Pacific Gas & Electric and a group of insurers announced Friday they reached an $11 billion settlement to cover most of the claims from wildfires in California in 2017 and 2018.
The utility said in a statement the tentative agreement covers 85% of the insurance claims from fires that included the one that decimated the town of Paradise and killed 86 people.
A group of insurers said in a separate statement the settlement is well below the $20 billion the insurance companies had sought in bankruptcy court.
“While this proposed settlement does not fully satisfy the approximately $20 billion in group members’ unsecured claims, we hope that this compromise will pave the way for a plan of reorganization that allows PG&E to fairly compensate all victims,” the insurers said.

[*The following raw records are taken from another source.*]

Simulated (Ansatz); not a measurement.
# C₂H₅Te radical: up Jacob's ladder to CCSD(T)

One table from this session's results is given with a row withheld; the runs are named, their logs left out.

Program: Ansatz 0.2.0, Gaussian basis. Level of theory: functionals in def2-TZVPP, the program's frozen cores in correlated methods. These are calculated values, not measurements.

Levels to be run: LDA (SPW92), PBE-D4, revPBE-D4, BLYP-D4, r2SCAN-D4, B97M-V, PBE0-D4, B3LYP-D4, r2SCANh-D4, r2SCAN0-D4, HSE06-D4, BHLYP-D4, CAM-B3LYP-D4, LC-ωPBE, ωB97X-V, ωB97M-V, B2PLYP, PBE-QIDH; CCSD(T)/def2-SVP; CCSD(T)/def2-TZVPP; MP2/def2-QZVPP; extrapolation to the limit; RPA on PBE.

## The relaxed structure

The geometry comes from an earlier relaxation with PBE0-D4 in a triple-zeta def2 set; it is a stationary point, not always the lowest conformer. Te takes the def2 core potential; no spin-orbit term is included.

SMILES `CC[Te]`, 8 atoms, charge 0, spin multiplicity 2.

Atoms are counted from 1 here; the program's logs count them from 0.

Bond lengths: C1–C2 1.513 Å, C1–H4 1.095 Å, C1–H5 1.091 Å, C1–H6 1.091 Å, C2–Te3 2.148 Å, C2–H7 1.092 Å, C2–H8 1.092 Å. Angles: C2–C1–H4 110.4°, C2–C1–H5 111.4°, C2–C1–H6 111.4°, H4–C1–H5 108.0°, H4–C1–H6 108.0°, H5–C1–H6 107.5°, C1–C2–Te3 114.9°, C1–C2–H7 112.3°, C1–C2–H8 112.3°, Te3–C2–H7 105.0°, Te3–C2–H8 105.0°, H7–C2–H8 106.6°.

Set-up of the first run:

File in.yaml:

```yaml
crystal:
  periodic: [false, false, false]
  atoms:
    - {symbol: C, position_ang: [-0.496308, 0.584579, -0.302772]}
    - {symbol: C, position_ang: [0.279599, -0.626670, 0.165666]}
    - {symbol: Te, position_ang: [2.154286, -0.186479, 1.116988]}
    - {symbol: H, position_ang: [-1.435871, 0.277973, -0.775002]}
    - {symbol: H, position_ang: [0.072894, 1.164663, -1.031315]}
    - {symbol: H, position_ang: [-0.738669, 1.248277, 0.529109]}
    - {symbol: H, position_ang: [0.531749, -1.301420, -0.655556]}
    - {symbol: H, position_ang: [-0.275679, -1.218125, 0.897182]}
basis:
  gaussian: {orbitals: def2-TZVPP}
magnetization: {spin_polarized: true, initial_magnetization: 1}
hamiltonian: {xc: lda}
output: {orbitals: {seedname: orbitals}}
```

The settlement still must be approved by a bankruptcy court.
“Today’s settlement is another step in doing what’s right for the communities, businesses, and individuals affected by the devastating wildfires,” PG&E CEO Bill Johnson said in a statement.
PG&E Corp. on Monday released a plan to offer nearly $18 billion to wildfire victims, insurance companies, and cities and public entities in California that battled wildfires sparked by its electrical equipment.
PG&E sought bankruptcy protection in January because it said it could not afford an estimated $30 billion in damages.
The San Francisco-based company is under deadline pressure to emerge from bankruptcy by June 2020 in order to participate in a state wildfire fund to help California’s major utilities pay out future claims as climate change makes wildfires across the U.S. West more frequent and more destructive.